Bannon's group built the wall — a mile of it, anyway — over the weekend

BARCELONA, Spain — In what might be seen as a Memorial Day gift to President Trump, residents of a mountain range outside of El Paso today woke up to a new vista — a nearly mile-long wall of metal slats constructed along the border with Mexico, much of which shot up over the weekend. The secret project, which started on Friday evening, was the work of We Build the Wall, a new group whose director is the former White House strategist Steve Bannon. The CEO is Air Force veteran Brian Kolfage, who had raised $20 million to build the wall through his GoFundMe project, but it appeared to be floundering until Bannon took the helm.

Bannon, who for much of the weekend was in Kazakhstan for a geopolitical seminar, says the project, overseen by construction mogul Tommy Fisher of North Dakota-based Fisher Industries, involved hundreds of workers and cost $6 million.
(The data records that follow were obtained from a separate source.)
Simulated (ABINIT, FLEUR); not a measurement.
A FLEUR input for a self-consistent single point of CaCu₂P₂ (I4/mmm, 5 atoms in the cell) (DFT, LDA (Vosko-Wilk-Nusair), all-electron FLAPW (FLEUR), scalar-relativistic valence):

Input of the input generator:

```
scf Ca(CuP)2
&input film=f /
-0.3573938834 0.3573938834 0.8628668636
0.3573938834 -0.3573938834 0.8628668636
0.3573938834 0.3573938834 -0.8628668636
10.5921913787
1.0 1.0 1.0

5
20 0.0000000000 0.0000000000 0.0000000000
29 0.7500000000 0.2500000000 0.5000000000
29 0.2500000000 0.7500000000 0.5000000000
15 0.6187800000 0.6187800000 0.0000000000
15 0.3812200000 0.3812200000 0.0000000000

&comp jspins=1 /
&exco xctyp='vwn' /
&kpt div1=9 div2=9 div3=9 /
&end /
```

He says his group asked local authorities what is the most dangerous part of the border with Mexico, and they were pointed to this precarious mountain strip, “where the cartels and asylum seekers are coming in” through a gap between two 21-mile strips of completed wall. The group hastily “purchased the rights” to the land and went at it Friday evening. “We had to catch them by surprise,” says Bannon, who predicts residents are “gonna freak out” when they see what was erected over the past two days.

At the U.S.-Mexico border
Screenshot: We Build the Wall

Perhaps construction is Bannon’s new calling. His political activities in Europe geared to shift the EU to the hard right didn’t go as well as anticipated in parliamentary elections this weekend. The nationalist and populist parties he’s been advising across the continent — among them Italy’s La Lega, headed by Matteo Salvini, and France’s National Rally party of Marine Le Pen — did make gains in elections. Both parties came in first in their respective countries, with National Rally beating out the La République en Marche party of French president Emmanuel Macron. However, others, such as Dutchman Geert Wilders’s anti-Islam Party of Freedom were trounced — losing all four of their currently held Parliament seats; the Bannon-advised anti-immigrant, anti-abortion Vox Party, a newcomer in Spain, which took 10 percent in last month’s national elections, scored scarcely 6 percent in this weekend’s elections. (Most EU countries saw record turnouts of over 50 percent.)

In total, the hard-right parties that Bannon had predicted would take at least 30 percent of seats — at points he suggested they might take half of the Parliament —causing an “earthquake” for the European Union, instead won scarcely 25 percent of seats. While the showing represented an increase over the 22 percent they gained in 2014 elections — it fell short of the one-third of the European Parliament’s 751 seats that would be required to form a bloc that could effectively hinder legislation and nominations to the higher ranks of the EU.

Within hours, however, Bannon was back at it, hailing the “huge victories” for Europe’s nationalist parties and telling the Associated Press that enough seats were gained to form “a critical mass” that “can start to block things” in the European Parliament. “Every day in Brussels is going to be Stalingrad,” he said.

As for the wall outside of El Paso that Bannon’s group said it was just about to finish, the project was instead halted, after local authorities issued a cease-and-desist order, citing lack of proper permits.